Skip to content

Analysing Runs#

NePS has some convenient utilities to help you to understand the results after you've run your runs. All of the results and state are stored and communicated on disk, which you can access using the python -m neps.status ROOT_DIRECTORY command or integrate live logging directly into your training loop and visualize the results using TensorBoard.

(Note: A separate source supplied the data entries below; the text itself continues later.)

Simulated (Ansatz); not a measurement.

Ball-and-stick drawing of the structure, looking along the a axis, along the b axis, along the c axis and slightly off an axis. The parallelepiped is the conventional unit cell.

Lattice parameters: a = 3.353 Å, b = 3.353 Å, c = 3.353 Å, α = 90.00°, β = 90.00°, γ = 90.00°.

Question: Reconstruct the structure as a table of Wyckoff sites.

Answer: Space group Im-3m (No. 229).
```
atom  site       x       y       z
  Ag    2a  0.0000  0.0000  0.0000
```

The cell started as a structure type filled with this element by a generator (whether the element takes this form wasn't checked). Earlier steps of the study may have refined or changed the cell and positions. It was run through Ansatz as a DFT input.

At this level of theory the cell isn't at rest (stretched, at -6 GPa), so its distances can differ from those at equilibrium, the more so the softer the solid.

To get a quick overview of the results, you can use the python -m neps.plot ROOT_DIRECTORY command.

Status#

To show status information about a neural pipeline search run, use

python -m neps.status ROOT_DIRECTORY

If you need more status information than is printed per default (e.g., the best config over time), please have a look at

python -m neps.status --help

Using watch

To show the status repeatedly, on unix systems you can use

watch --interval 30 python -m neps.status ROOT_DIRECTORY

CLI commands#

To generate plots to the root directory, run

python -m neps.plot ROOT_DIRECTORY

Currently, this creates one plot that shows the best error value across the number of evaluations.

What's on disk?#

In the root directory, NePS maintains several files at all times that are human readable and can be useful If you pass the post_run_summary= argument to neps.run(), NePS will also generate a summary CSV file for you.

ROOT_DIRECTORY
├── results
│  └── config_1
│      ├── config.yaml
│      ├── metadata.yaml
│      └── result.yaml
├── summary_csv
│  ├── config_data.csv
│  └── run_status.csv
├── all_losses_and_configs.txt
├── best_loss_trajectory.txt
└── best_loss_with_config_trajectory.txt
ROOT_DIRECTORY
├── results
│  └── config_1
│      ├── config.yaml
│      ├── metadata.yaml
│      └── result.yaml
├── all_losses_and_configs.txt
├── best_loss_trajectory.txt
└── best_loss_with_config_trajectory.txt

The config_data.csv contains all configuration details in CSV format, ordered by ascending loss. Details include configuration hyperparameters, any returned result from the run_pipeline function, and metadata information.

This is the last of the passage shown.